Ridley Scott has a lot to answer for. There’s not a space station, ship, or colony that’s ever going to have a hope in hell of survival thanks to Alien, but at least they keep getting decimated in new and interesting ways. This crew, for example, was accidentally decimated as a side effect of collecting sentient rocks. Being eviscerated by terrible things in the dark is old hat; it’s far better to use the research made possible by psychic boulders to create a soul/consciousness swapping clone gun and explore its aftermath.
The Swapper is a game that can best be though of, in lazy This plus That equals Game shorthand, as equal parts Portal and Metroid. You’re a lonely astronaut in the ruins of a giant space station, chasing after the few survivors to find out what happened and maybe find a way out of this mess. The one resource at the astronaut’s disposal is the swapper gun, which is a dual-purpose device that can both create a clone and transfer consciousness into it. New sections of the ship are blocked off by doors that need a set number of orbs to open, and solving single-room puzzles using all the gun’s quirks is the only way to progress.
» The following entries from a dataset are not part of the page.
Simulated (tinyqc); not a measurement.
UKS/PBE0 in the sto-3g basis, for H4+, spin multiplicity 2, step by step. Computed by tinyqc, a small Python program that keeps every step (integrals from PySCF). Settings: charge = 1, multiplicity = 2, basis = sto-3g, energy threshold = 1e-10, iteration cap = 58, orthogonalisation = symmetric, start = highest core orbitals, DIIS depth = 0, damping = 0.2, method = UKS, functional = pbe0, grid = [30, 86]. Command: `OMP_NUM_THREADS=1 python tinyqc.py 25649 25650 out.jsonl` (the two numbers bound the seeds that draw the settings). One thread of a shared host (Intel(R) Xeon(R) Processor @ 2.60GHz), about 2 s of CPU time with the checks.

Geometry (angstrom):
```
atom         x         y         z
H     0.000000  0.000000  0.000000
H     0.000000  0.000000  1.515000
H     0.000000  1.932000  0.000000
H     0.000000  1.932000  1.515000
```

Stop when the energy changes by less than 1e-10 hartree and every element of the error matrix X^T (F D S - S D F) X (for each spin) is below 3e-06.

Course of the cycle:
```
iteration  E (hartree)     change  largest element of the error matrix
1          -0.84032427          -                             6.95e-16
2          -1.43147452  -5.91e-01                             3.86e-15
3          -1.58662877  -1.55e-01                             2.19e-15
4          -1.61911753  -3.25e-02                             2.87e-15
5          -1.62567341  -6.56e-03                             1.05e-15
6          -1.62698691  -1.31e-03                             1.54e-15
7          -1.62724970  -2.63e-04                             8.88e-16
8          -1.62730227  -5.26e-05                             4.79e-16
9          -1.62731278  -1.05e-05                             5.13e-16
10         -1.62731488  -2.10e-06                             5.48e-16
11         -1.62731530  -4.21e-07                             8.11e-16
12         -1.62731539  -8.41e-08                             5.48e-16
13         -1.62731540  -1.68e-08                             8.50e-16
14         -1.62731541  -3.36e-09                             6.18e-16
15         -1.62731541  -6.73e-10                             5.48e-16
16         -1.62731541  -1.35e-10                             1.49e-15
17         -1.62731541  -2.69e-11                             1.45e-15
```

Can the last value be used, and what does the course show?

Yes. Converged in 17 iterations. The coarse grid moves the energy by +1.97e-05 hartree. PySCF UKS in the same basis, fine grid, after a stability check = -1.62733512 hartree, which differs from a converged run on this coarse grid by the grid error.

The spaceship is dark and moody, lit by ambient sources or the astronaut’s flashlight. The 2D art style is lovely as well, feeling like stop-motion animation due to being constructed from clay models and other heavily processed real-world textures. The real star of the show, however, is the swapper gun. The gun creates a clone of the astronaut that will mirror your moves perfectly. Walk left or right, jump, use the mouse to aim, and the meat-puppet clone does exactly the same thing. There’s a question in the game’s narrative as to whether or not these clones are something else, and if moving perspective from one to another is an actual transfer of “you”, but the mindlessness of their movements as they perfectly copy whichever one is being controlled puts those doubts to rest fairly quickly. It’s pretty disturbing the first time you forget you’ve left a clone high above, only to have it come crashing down and ragdoll-splat to the floor, but by game’s end you’ll have inhabited and discarded endless dozens of flesh-husks.
Earning the orbs to progress requires the slaughter of countless clones. The gun has a limit of five clones walking around at a time, and sometimes it’s necessary to dispose of one to put another elsewhere. Two things happen while targeting where to place a clone- time slows down almost to a stop, and a red astronaut outline appears around where you’ll be placing your doppleganger. The swapper gun has a good range, and every clone comes out with zero vertical inertia but perfectly copying any horizontal movement. This can lead to some interesting air tricks, such as climbing up a shaft by creating a clone, jumping immediately into its body, then pointing straight up and repeating. Sure, the discarded copy will bounce off the ground with a worrying thud, but it’s not you any more so that’s ok, as long as you don’t think about it too closely. Oddly enough, if you touch a clone with the body holding consciousness, it falls to pieces on the spot. The life expectancy of the average meat husk is generally measured in seconds.
The clones are there to use and discard, however, and the puzzle rooms chew through them mercilessly. It starts off easy enough, but each room adds another layer of technique to your mental arsenal. First it’s figuring out how to place a clone so it’s on a button to open the door so you can place another clone on the orb, then transfer consciousness to it so the orb can be collected. Just walking over to the orb would have moved the clone off the button, after all. Then colored lights are introduced, with clones unable to be created in blue light, mind-transfer not being able to travel through red light, and purple eradicating both abilities. The last wrinkle is gravity, with the final puzzles requiring careful manipulation of multiple clones across switches on both ceiling and floor controlling the colored lights that bar the creation of a clone in the necessary spot to collect the orb, and even if you manage to activate the switches the obvious solution doesn’t work because it needs six astronauts and the gun tops out at five. The Swapper‘s puzzles aren’t actually made of pure evil, but it can feel like it at times.
The deviousness of the puzzles is the heart of The Swapper. Every room requires a slightly different approach, so by the game’s end you’ve got a giant arsenal of techniques to try out, none of which were ever explained by anything other than the experience of progression. The rooms aren’t timed, there’s no clock to race, and if you screw up it’s the work of a minute to re-try a potential solution with a slightly different approach. The Swapper is a game that requires heavy thinking, and the reward for success is the chance to apply the results to the next puzzle. The price in orbs to remove an obstacle is generally pretty cheap, with only the final blockade needing every room in the game solved. Stop, think, consider, come back later if you need to. The Swapper is in no hurry, and is more than willing to let you sit and stare while thinking “That’s impossible!” until all of a sudden it isn’t impossible any more.
The Swapper is a wonderfully clever game that’s as smart as it is atmospheric. The swapper gun is a simple device that allows some fantastically tricky puzzle solving, and the pace of the difficulty increase is perfectly balanced so you’re never looking at a room as a giant pile of work rather than a fascinating task. The dark reaches of space are a horrible, deadly place, but if they’re filled with excellent gaming like The Swapper, it’s probably worth the trip.